Child Labor Photos by Lewis Hine | The Memory Keeper
“What do you miss most?” he asks. It’s a question he turns to whenever an interview runs dry. It makes people think of the little things–details they might have thought too frivolous to mention. When he posed the question to one of Addie Card’s great-granddaughters, she surprised him by answering, “The shuffle of her slippers.” When Addie was very old and her great-granddaughter would visit, it was the sound of her slippers that would reach her first through the closed door, letting her know Addie was all right.
Esther mulls over the question for a moment, then explains that she really just misses people getting together. “Nobody lives at 4 Mill Circle now,” she tells him. “That’s sad. That was the center of everything for us, and it’s empty. It’s been empty for years.”
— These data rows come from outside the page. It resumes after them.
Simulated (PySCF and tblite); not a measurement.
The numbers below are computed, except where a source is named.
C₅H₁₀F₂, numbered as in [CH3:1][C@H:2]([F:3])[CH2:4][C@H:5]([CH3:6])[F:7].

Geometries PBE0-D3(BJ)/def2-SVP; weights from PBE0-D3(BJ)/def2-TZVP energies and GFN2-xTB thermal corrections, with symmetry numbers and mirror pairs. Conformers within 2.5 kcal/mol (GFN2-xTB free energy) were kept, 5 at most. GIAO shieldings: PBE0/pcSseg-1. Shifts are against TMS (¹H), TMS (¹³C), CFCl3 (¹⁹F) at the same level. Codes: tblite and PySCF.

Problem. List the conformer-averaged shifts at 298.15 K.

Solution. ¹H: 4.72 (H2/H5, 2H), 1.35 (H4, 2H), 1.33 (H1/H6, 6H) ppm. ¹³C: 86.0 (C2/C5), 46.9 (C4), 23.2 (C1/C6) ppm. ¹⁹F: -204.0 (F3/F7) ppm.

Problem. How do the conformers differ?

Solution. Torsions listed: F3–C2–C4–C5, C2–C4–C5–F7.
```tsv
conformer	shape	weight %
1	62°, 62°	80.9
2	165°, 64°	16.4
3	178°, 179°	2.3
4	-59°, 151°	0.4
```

It isn’t the kind of answer Manning was looking for, but it doesn’t really surprise him, either. These are the kinds of things that matter to people. Manning often argues that all history is local history. Every great war was fought by individual soldiers. Every president was someone’s son. Every story, no matter how epic, consists at the molecular level of dining-room tables and family reunions.
On a hill in Riverside Cemetery, not far from the Glenallan Mill, a 20-foot-tall stone cross reaches up to the treeline. Its front is intricately carved with flowers and leaves. Around its base are a handful of graves, all bearing the family name White. The Whites were the people who built the cotton mills, which in turn built Winchendon. They went north to recruit French Canadian workers, whom Hine in turn came to document. They were, in all regards, very important people. But as Manning wisely points out, they’re just as dead as everyone else. “The guy with the mausoleum isn’t any more important than the guy with the flat stone. He may claim to have greater importance in the context of his community, but for the family of the person on the flat stone,” he says, with a touch of sadness, “that person is who’s important to them.”
By the late spring of 2010, Manning is wrapping up his work in Winchendon. Of the 19 surnames identified in Hine’s captions, Manning has finished the family histories of 17. The final two migrated back to Canada. He’s beginning to turn his attention elsewhere–to Eastport, Maine, and to other towns where Hine set up his tripod. Still, there are a few last interviews to do before he’s done.
In June, Manning once again finds himself sitting at someone’s kitchen table, the clunky cassette recorder whirring in front of him. He’s found Ronald Paradis, Mamie’s son-in-law, still living in Worcester. Two of his daughters, Cheryl Szlyk and Deborah Begonis, are also sitting at the table, telling Joe what they remember of their grandmother. A few minutes into the interview, Deborah’s 27-year-old daughter, Jenn Ford, walks into the kitchen, and Manning stops short. “You probably don’t know this,” he says, “but you look exactly like your great-grandmother, Mamie.”
Manning has always harbored a hope that he might one day meet one of the Hine children in person, but he knows it isn’t likely. Even those photographed late in the project would be over 100 years old by now. But seeing Mamie’s face–the same eyes, the same mouth, the same earnest stare–reborn three generations later is soberingly close. As he drives home, he can’t shake the sensation that he’s just seen a ghost.
A few days later, he receives an e-mail from Jenn. At first she found the resemblance amusing, she says. Her father had always told her she had a Frenchman’s nose, and staring at the photos Manning had brought, she thought, Oh my God, I do get my honker from her. But she hasn’t been able to shake that haunting sensation, either, and she’s writing Manning for advice on how to get started doing family research of her own.
Jenn has never known anything about her great-grandmother. On the wall in her mother’s home is a picture of Mamie and her husband in an antique oval frame. She grew up in that house, passed that photo every day, but until she met Joe, she’d never questioned who those people were. Now she passes it and she thinks of the name Laberge. She doesn’t see just an old photo; she sees one moment in a long story that begins with a mill girl and ends with her own life, and when she thinks about all the hardships that came in between, she feels connected.
“It makes me proud,” she says, “to have that name in my blood.”